Access Methods: B-Trees, R-Trees & GiSTs
First, a Review of Disks
- hardware: platters, arms, spindle. Often a cache (often 1 track) -- very
device-specific.
- data layout: sectors, blocks, tracks, cylinders
- "access time": ha!
- seek time, rotational delay, transfer time
- random vs. sequential I/O
- Examples:
- Seagate Hawk 2XL (2.15Mb) -- 5.5 msec average rotation delay, 9 msec average seek time
(varies from 1 to 22 msec), 5MB/sec transfer rate
- Note: average disk access time is about 10-15 msec, RAM access is more like 5 microsecs!
- Another note: while transfer rate and capacity are growing wildly every year, seek time
is not shrinking nearly as fast!
Access Methods: General Issues
- Come in two flavors: heap files and indexes
- Support AMI interface:
- open (possibly with selection condition)
- get_next
- close
- insert, delete, update_field
- indexes usually do two things:
- partition: partition a dataset or domain into buckets
- label: provide a label for each bucket
- this is sometimes done hierarchically (trees), sometimes not (hashing)
- the whole game boils down to how you partition & label!
- index's utility defined by queries, not data!
- typically random I/O in index
- Performance goals:
- cold vs. hot lookups
- # of I/Os vs. # of blocks worth of output
- because of random vs. sequential, should always compare to heap file!
- Implementation issues:
- concurrency & recovery
- cost estimation
- bulk loading
The "Ubiquitous" B-tree
Query load: equality & linear range predicates
Basics
- Basic B-tree properties: balanced, high fanout, some minimal fill factor (order)
- in practice, may want minimal fill factor to be less than 50% (delete at empty has been
shown good in TP applications)
- B-tree vs. B+-tree. Note that B+-tree internal keys simply "direct
traffic"; this is very useful.
- intra-node operations
Compression
- rear & front key compression
- pointer compression
- Very common in practice, since B+-tree is on critical path of TP apps
Variable-length keys
- not too hard -- fill factor now expressed in terms of bytes, not entries.

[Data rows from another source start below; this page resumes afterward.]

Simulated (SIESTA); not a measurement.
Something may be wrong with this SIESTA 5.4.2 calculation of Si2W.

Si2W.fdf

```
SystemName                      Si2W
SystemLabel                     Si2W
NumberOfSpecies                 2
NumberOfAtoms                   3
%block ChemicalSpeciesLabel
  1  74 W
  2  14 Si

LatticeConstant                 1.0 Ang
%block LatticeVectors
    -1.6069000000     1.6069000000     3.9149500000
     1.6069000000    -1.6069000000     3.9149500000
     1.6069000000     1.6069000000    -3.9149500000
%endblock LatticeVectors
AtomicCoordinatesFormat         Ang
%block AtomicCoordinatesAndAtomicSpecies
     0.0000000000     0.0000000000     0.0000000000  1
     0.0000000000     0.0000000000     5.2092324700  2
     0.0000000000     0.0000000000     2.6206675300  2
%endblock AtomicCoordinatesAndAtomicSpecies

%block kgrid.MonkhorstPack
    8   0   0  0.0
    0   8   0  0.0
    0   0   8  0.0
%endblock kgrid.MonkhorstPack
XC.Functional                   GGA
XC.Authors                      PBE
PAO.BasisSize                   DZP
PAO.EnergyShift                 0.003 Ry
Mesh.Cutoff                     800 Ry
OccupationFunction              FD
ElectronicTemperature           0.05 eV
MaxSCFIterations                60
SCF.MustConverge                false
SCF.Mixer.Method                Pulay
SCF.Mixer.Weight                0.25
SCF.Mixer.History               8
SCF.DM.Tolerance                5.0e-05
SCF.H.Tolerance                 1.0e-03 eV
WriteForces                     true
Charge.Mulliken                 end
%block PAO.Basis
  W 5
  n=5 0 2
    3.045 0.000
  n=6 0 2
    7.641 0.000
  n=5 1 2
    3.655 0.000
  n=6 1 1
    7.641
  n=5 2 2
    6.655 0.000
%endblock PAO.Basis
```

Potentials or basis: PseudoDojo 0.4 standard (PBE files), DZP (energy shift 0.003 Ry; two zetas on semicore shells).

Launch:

Multiuser & Recovery issues
- tricky, solved problem
- high concurrency locking: need not be 2PL
- watch repeatable read, too!
- we will revisit this issue in detail later
Leaves usually contain record pointers (as in VSAM)
VSAM
- unified B+-tree-based implementation for a file-system (recall Stonebraker's gripe)
- store sibling leaves and parent in one cylinder
- replicate parent along one track to minimize rotation time
R-trees
Query load: Equality and Range predicates in n dimensions
- point in polygon
- polygon in polygon
- Overlaps polygon
- Contains polygon
Applications: GIS, VLSI, n-d range queries over traditional data where n is typical
Notation.
R-tree
- Structure: like a B+-tree, but keys are MBRs (rectilinear minimum bounding rectangles),
one key per pointer
- Search: Traverse multiple paths! (DFS)
- Insertion:
- Where: ChooseLeaf. Least enlargement. Ties broken by picking smallest key.
- Node splitting as in B+-tree. Question: what goes left, what goes right?
- AdjustTree required. Why not in B+-tree?
- Deletion:
- Seek and destroy
- CondenseTree: throw entries from under-full pages back into tree. Make sure they end up
at same level. Why different from B+-tree?
- Update: delete, update, reinsert
- Split algorithms:
- exhaustive
- quadratic: start with most distant seeds, greedily add based on maximal preference
- linear: like quadratic, but picks seeds differently
- Performance study
- RISC-II VLSI data set
- In practice, people (Postgres & SHORE) seem to use M/2, quadratic split
R-Tree Variants
R*-tree (Beckman, et al., SIGMOD 90)
- like R-tree, but 3 distinctions:
- insertion minimizes different badness metric (depends on tree level)
- new & improved split algorithm (nlogn, more effective)
- forced reinsert of 30% most "extreme" entries
- decreases overlap of siblings
- improves storage utilization
- splits less often
- shapes tend to be more quadratic (pack better, generate smaller parents, minimizes split
of associated pixels)
- Popular, since it out-performs R-tree on search. Concurrency problems
because of reinsertion.
R+-Tree (Sellis, et al, VLDB87)
- instead of overlapping keys, use multiple inserts (i.e. replicate items in leaves)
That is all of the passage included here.